I want to create a table about "users" for each of the 50 states. Each state has about 2GB worth of data. Which option sounds better?
- Create one table called "users" that will be 100GB large OR
- Create 50 separate tables called "users_{state}", each which will be 2GB large
I'm looking at two things: performance, and style (best practices)
I'm also running RDS on AWS, and I have enough storage space. Any thoughts?
EDIT: From the looks of it, I will not need info from multiples states at the same time (i.e. won't need to frequently join tables if I go with Option 2). Here is a common use case: The front-end passes a state id to the back-end, and based on that id, I need to query data from the db regarding the specified state, and return data back to front-end.
EDIT: Based on your recent edit, this first option is the route I would recommend. You will get better performance from the table partitioning when no joining is required, and there are multiple other benefits to having the smaller partitioned tables like this.
If your queries would commonly require joining across a majority of the states, then you should definitely not partition like this. You'd be better off with one large table and just build the appropriate indices needed for performance. Most modern enterprise DB solutions are capable of handling the marginal performance impact going from 2GB to 100GB just fine (with proper indexing).

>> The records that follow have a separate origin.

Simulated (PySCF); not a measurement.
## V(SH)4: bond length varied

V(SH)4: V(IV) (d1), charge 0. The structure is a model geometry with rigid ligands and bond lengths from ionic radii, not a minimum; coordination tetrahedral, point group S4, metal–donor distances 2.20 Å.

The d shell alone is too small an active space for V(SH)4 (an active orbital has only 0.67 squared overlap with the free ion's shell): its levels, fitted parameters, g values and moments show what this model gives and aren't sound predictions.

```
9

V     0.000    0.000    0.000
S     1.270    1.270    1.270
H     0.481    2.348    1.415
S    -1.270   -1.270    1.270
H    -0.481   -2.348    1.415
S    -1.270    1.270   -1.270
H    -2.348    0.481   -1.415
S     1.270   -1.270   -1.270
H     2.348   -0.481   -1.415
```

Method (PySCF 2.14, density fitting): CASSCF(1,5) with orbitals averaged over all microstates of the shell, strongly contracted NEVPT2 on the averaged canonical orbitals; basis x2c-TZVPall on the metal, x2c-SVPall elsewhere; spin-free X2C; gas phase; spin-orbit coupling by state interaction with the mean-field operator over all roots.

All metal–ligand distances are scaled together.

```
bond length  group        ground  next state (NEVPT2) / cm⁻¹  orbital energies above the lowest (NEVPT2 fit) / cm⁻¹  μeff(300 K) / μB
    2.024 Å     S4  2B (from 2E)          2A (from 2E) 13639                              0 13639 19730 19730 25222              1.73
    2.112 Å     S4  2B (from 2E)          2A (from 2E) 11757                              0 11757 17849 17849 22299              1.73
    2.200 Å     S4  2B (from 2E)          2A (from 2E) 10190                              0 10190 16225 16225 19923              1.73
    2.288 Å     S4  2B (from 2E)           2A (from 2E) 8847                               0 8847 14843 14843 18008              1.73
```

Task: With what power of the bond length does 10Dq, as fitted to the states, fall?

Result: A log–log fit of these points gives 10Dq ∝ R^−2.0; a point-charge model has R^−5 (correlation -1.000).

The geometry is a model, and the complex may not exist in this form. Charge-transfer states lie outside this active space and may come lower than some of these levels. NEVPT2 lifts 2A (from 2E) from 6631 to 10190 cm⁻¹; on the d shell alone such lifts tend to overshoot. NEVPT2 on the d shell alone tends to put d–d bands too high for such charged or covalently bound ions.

But if your queries on average would need to join results from only a handful of states (say no more than 5-10 or so), the optimal solution is a more complex gray area. You will likely be able to extract better performance from the partitioned tables with joining, but it may make the code and/or queries (and all coming maintenance) noticeably more complex.
Note that my answer assumes the more common access frequency breakdowns: high reads, moderate updates, low creates/deletes. Also, if performance on big data is your primary concern, you may want to check out NoSQL (for example, Amazon AWS DynamoDB), but this would be an invasive and fundamental departure from the relational system. But the NoSQL performance benefits can be absolutely dramatic.